Trans-Pacific View

Hong Kong And Taiwan: The Future of Chinese Democracy

Recent Features

Trans-Pacific View

Hong Kong And Taiwan: The Future of Chinese Democracy

Insight from David Zweig

Hong Kong And Taiwan: The Future of Chinese Democracy
Credit: Occupy Central via Lewis Tse Pui Lung / Shutterstock.com

The Rebalance authors Mercy Kuo and Angie Tang regularly engage subject-matter experts, policy practitioners and strategic thinkers across the globe for their diverse insights into the U.S. rebalance to Asia.  This conversation with David Zweig Chair Professor of Social Science and Director of the Center on China’s Transnational Relations at The Hong Kong University of Science and Technology, Vice President of the Center on China and Globalization in Beijing, and author of Sino-US Energy Triangles: Resource diplomacy under hegemony and Internationalizing China: Domestic Interests and Global Linkages, among many others is the 35th in “The Rebalance Insight Series.”

The recent disappearances of key Chinese booksellers seem to indicate free press is under fire in Hong Kong. What larger forces, if any, underpin this tightening media control?
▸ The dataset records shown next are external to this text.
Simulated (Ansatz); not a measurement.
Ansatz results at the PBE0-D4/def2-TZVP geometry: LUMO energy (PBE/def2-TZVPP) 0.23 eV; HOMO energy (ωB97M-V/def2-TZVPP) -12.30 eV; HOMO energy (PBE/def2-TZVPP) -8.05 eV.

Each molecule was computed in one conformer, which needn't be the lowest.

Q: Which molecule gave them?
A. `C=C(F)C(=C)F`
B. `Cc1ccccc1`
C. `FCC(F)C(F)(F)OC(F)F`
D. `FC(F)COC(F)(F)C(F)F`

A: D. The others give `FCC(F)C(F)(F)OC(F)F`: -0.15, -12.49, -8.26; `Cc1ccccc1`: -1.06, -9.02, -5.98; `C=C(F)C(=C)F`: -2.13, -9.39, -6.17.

There are two schools of thought: One group believes that tightening control reflects a systematic effort by Beijing to limit Hong Kong’s freedoms and strengthen the state’s control of over this troublesome locality. The dramatic decline in the ranking of Hong Kong’s press freedom from 18th (2002) to 70th (2015) reflects that problem. A second view emphasizes Beijing is tired of rumor-mongering books that cross the border, undermining the Chinese Communist Party’s (CCP) legitimacy. Moreover, rumors suggest Gui Minhai – Hong Kong bookseller of Swedish citizenship – was soon to publish a book about Xi Jinping’s frolicking during his earlier days in Fujian Province. How could Xi incarcerate carousing cadres with accusations circulating that he too played around? But while China insists that it supports Hong Kong’s development, Beijing could do more by doing less. Surveys by the U.S. Chamber of Commerce in Hong Kong show that maintaining free flow of information is the number one issue for foreign investors.

Briefly assess the direction of rule of law in Hong Kong and its implications for political reforms in Greater China.

Occupy Central and the Mongkok riot has cast doubts about the rule of law in Hong Kong. But I agree with the Chairwoman of the Hong Kong Bar Association, Winnie Tam, who sees the unrest as “a blow to law and order,” but not necessarily “a blow to the rule of law.” Occupy Central reflects the willingness to move beyond peaceful demonstrations in the search for greater democracy, but does not challenge the “rule of law.” “Civil disobedience” accepts that this form of political participation breaks the law and its practitioners will be arrested. That is part of the pact under which people “civilly disobey.” Will such activity influence China? If the Pan-Democrats want Hong Kong’s example to promote democracy on the mainland, they should have accepted Beijing’s admittedly bad deal of a competitive election under “universal suffrage” between two to three pro-Beijing candidates. Permitting every city in China to allow universal suffrage and a competitive election for its mayor between a few CCP-selected candidates would have been a “great leap forward” on China’s road to democracy.

What major obstacles and opportunities face newly-elected Taiwan President Tsai Ing-wen in balancing cross-strait relations?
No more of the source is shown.